Auslander-Reiten's Cohen-Macaulay algebras and contracted preprojective algebras

TL;DR

This paper establishes that contracted preprojective algebras of Dynkin type are Cohen-Macaulay, providing new examples and exploring their properties, including relations to singularities and syzygy categories.

Contribution

It introduces the first non-trivial class of Cohen-Macaulay algebras via contracted preprojective algebras of Dynkin type and examines their module categories.

Findings

Contracted preprojective algebras of Dynkin type are Cohen-Macaulay.

Stable endomorphism algebras of maximal Cohen-Macaulay modules over simple singularities are Cohen-Macaulay.

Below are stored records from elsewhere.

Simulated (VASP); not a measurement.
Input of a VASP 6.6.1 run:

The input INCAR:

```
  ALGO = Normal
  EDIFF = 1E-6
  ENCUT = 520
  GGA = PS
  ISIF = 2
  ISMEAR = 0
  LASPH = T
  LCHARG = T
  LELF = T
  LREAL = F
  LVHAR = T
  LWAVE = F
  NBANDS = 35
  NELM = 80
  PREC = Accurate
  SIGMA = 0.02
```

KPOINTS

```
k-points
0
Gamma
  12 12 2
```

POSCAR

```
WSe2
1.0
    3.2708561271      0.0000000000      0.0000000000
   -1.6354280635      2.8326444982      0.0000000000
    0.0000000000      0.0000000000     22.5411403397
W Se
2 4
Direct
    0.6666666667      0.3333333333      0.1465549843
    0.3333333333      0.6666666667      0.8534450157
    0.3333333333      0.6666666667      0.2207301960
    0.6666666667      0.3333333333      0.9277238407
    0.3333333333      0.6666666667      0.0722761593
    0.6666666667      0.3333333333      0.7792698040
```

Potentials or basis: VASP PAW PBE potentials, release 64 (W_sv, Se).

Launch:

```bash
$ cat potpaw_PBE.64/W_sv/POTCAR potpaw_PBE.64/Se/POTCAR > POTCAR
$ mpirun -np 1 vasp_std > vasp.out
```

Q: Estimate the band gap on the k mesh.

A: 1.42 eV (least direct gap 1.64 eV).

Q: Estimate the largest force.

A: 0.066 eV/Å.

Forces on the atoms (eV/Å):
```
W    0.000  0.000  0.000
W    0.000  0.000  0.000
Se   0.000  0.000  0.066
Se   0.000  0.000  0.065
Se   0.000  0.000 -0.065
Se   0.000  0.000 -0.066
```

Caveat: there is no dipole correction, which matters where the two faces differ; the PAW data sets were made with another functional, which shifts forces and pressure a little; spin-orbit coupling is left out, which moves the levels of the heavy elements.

Counterexample to the equivalence of Cohen-Macaulay modules and syzygy categories in general.

Abstract

Auslander and Reiten called a finite dimensional algebra $A$ over a field Cohen-Macaulay if there is an $A$-bimodule $W$ which gives an equivalence between the category of finitely generated $A$-modules of finite projective dimension and the category of finitely generated $A$-modules of finite injective dimension. For example, Iwanaga-Gorenstein algebras and algebras with finitistic dimension zero on both sides are Cohen-Macaulay, and tensor products of Cohen-Macaulay algebras are again Cohen-Macaulay. They seem to be all of the known examples of Cohen-Macaulay algebras. In this paper, we give the first non-trivial class of Cohen-Macaulay algebras by showing that all contracted preprojective algebras of Dynkin type are Cohen-Macaulay. As a consequence, for each simple singularity $R$ and a maximal Cohen-Macaulay $R$-module $M$, the stable endomorphism algebra $\underline{End}_R(M)$ is Cohen-Macaulay. We also give a negative answer to a question of Auslander-Reiten asking whether the category $CM A$ of Cohen-Macaulay $A$-modules coincides with the category of $d$-th syzygies, where $d\ge1$ is the injective dimension of $W$. In fact, if $A$ is a Cohen-Macaulay algebra that is additionally $d$-Gorenstein in the sense of Auslander, then $CM A$ always coincides with the category of $d$-th syzygies.